Steve Stanfel graduated from Griffith High School and has lived in Portage for about 25 years.

He’s single and has raised two adult children.

Stanfel, 57, is a die-hard Cubs and Notre Dame fan. I interviewed him two days after his Fighting Irish got trounced 42-14 by Alabama in the BCS national championship game. Stanfel admitted Notre Dame was overmatched, but he still was thrilled by its outstanding season.

Stanfel is retired from ArcelorMittal, where he worked as a mechanic. We worked together for many years at the No. 2 Coke Plant. Today, Stanfel works as a dealer for Ameristar Casino in East Chicago. He doesn’t run distance races anymore, but still likes to ride his bicycle.

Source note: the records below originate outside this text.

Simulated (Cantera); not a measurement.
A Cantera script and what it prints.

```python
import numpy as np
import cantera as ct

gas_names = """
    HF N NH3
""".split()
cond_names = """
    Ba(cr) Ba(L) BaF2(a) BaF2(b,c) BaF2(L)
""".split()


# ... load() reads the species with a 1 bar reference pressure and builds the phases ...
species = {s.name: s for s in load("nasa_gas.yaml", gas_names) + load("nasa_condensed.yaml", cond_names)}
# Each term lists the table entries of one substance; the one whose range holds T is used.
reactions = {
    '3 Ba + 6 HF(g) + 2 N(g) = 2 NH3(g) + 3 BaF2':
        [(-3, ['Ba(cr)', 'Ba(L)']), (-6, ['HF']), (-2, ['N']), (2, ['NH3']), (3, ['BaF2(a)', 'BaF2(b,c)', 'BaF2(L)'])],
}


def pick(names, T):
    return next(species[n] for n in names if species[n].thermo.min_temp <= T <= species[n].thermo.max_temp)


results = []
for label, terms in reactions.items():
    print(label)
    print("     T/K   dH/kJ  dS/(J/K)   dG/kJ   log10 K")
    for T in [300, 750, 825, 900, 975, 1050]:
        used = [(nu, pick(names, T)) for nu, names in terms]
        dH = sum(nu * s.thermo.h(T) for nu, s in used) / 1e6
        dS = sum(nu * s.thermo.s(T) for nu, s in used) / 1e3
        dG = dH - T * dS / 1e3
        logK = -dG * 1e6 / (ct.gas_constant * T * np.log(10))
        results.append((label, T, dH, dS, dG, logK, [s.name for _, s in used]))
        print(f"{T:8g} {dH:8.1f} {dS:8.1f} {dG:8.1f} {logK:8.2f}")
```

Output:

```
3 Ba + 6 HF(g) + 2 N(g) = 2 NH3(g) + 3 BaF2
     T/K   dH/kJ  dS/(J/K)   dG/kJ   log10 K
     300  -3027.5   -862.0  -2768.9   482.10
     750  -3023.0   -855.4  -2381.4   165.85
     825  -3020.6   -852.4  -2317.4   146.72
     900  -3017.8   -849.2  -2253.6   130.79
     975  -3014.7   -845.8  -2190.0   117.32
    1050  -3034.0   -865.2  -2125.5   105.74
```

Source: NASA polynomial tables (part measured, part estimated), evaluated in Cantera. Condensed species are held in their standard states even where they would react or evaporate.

When Stanfel still was sowing his wild oats, he could imitate Bob Dylan and recite every lyric the legendary folk-rock singer ever penned — great entertainment at Super Bowl parties, smokers and such.

***

Childhood memories of Griffith?

“We played a lot of sandlot ball,” he said. “I still ride my bike to Griffith. It’s one of my regular bike rides. I go right by the house I grew up in and next to the old sandlot where we played.

“A couple of my good buddies with whom I played ball have passed away in the last few years.”

You were the same age as our mutual friend, Rick Garvey.

“Yeah, Rick and I went to St. Mary’s (School) together.”

Your father died young.

“He was killed in an automobile accident when I was 15; my youngest brother was only 10.”

That had to be tough. Steve, a few years ago, I interviewed an interesting man for this column — George Bunce.

“Mr. Bunce was my science teacher, I believe, in the ninth grade. I’m sure he was an extremely intelligent man, but it wasn’t one of my favorite classes.”

Life after Griffith High?

“At 18, I was hired by Midwest Steel, but got laid off that November. I hired in at Inland (Steel Co.) in January of ’75. I retired with 32 years’ seniority.”

Do you miss the mill?

“Just the money and the guys. After the Coke Plant disbanded and we went to various departments, it wasn’t quite the same. The camaraderie wasn’t there. We did find out how much better workers we were than ... the other departments.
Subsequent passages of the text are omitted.